As you get older (its more than 30 years since I started out as a greenhorn philosophy editor) you begin to notice that its sometimes quite hard to read the typeface of the books you want to read. Especially when the books are paperback reprints of books that were originally published in a larger hardback format (eg wonderful book on Leonardo). Since the cost of reformatting a major book are trivial, I used to complain about those mean-spirited publishers of great books who did not make any effort to ease the legibility of their republished books for over 50s.

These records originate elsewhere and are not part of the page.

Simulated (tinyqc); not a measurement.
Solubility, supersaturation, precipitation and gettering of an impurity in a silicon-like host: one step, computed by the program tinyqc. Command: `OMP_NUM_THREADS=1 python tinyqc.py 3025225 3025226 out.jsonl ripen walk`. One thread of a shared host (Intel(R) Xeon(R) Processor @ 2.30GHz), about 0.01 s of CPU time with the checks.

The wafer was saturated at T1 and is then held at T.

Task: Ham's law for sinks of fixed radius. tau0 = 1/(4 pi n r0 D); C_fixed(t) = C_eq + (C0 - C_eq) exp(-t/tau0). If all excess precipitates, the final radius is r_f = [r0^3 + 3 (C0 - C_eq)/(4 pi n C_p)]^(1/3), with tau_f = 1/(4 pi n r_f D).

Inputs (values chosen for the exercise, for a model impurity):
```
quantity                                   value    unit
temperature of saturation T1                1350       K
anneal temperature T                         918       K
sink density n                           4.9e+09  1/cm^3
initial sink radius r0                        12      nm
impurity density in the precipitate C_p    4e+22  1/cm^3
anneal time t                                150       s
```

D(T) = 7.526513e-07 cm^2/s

No longer. Publishers are absolutely right not to reformat their popular paperbacks but to leave them exactly as they were in their originally published format, exactly as they were when they were first reviewed. This conclusion was inspired by the kerfuffle surrounding the issue of 'how many ISBNs should a book have?'. See Brantley's posting and reactions summarised on Publishing Frontier. The most extraordinary thing about these discussions is that it appears that many publishers believe that a digital format which does not allow or facilitate consistent citation is an acceptable format for their books to appear in. If the original typography, layout, design and pagination of a book is lost (and all these 'reflowable' formats for ebooks fail in this regard) then it is much harder, perhaps impossible, to devise a consistent way of citing it and referring to it.
When harping on in this respect on the importance of citations and consistent reference schema, within a book and between books, I sometime feel that I may be veering in the direction of millenarianist fanaticism ("prepare for the universal digital library by rendering all pages into consistent web resources, for the digital universe of cloud computing is nigh"). Peter Brantley may even have accused me of such a "born again" approach.
But before dismissing this preference for reliable references, properly evinced by publishers who stick with their original typesetting when they produce a trade paperback in shrunken dimensions, remember that 'Cloud computing' also needs consistent schema for access (so urls matter) and for searching (so proprietary file formats don't help). ISBNs only belong to formats which can be properly cited and searched. Give SKUs to formats which dont literate in the cloud computer. They arent real books so they dont need an ISBN!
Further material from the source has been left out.